Garlic Olive Oil.
I love to make my own infused oils as they are so much fun to use in my cooking.
Garlic oil, of course, is one of the most prepared flavored oil as you can enjoy it with almost all food. It gives it that deep flavor, while not being too overpowering.
I do not recommend chopped garlic as it will be too strong of a flavor and will turn rancid if not used within a month. I will never make that mistake again.
Once you will taste this, you rarely will purchase yours at the grocery store. The flavors are not the same.
Olive Oil
I like Light extra virgin olive oil. Lighter in flavor and will not overpower any of your dishes. More of a neutral flavor which with this recipe, allows the garlic-rich oils to shine thru.
I am very partial to Italian olive oil. Light in flavor, light in taste, and easier to digest.
I do of course have my favorites: Bertolli and Olio Santo.
How to make this garlic oil recipe?
The preparation is simple as it can be. Remove the papery skin of the garlic cloves, make sure no bruising or dark spots appear. Remove any green inner part germination if any is insight.
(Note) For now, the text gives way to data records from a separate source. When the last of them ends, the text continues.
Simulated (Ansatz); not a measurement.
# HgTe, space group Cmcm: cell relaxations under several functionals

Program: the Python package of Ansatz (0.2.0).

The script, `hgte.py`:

Gently bruised it with the large knife blade and place them into a small pot that will hold the oil.
Warm it up with olive oil to release gently the internal oils. You will notice that small bubbles will come to the surface. The normal process as the oil is penetrating into the garlic and releasing the essential flavor. Do not let it boil or get too hot.
It has to be warm to the touch.
This recipe calls for 6 garlic cloves, but you can be as generous as you wish.
Once at room temperature, transfuse it into a clean and dry decanter or a jar.
The many uses of your garlic oil
- Use on bruschetta spread brushed on a slice of bread and topped with diced tomatoes, fresh herbs, and cracked black pepper.
- Fresh garlic croutons.
- Salad dressing. Excellent with spinach, crispy bacon and prepare a garlic oil and mustard vinaigrette.
- Toss it with some pasta.
- Roasted potatoes.
- A dash over your favorite soup.
- Steamed broccoli with a dash of salt and a light sprinkle of garlic-infused oil. Everyone favorite.
- It goes without saying sprinkle a few dashes with your salmon, my favorite, as well as when you prepare chicken.
Let your imagination go wild using your homemade garlic oil, the fun has just started.
A perfect gift to give to all your foodies’ friends, may it be during the holiday season, or just because you were thinking of them.
Looking for other yummy recipes?
Why not try making:
Oven baked Onion Rings with Cumin Dipping Sauce
Equipment and ingredients used to make this recipe
Garlic Olive Oil
Ingredients
- 6 garlic cloves 6 garlic cloves
- 4 cups olive oil 4 cups olive oil
Instructions
- Place bruised garlic and oil in a saucepan.
- Heat the mixture until it becomes aromatic and just warm to the touch.
- Cool and pour the oil into bottles with the garlic cloves. Seal.
Nutrition
Giangi's Kitchen provides nutritional information, but these figures should be considered estimates, as a registered dietician does not calculate them.
- Course: Soups, Salads, Vegetables
- Cuisine: American
- Type: Affordable Gourmet, Under 45 minutes
Did you make this?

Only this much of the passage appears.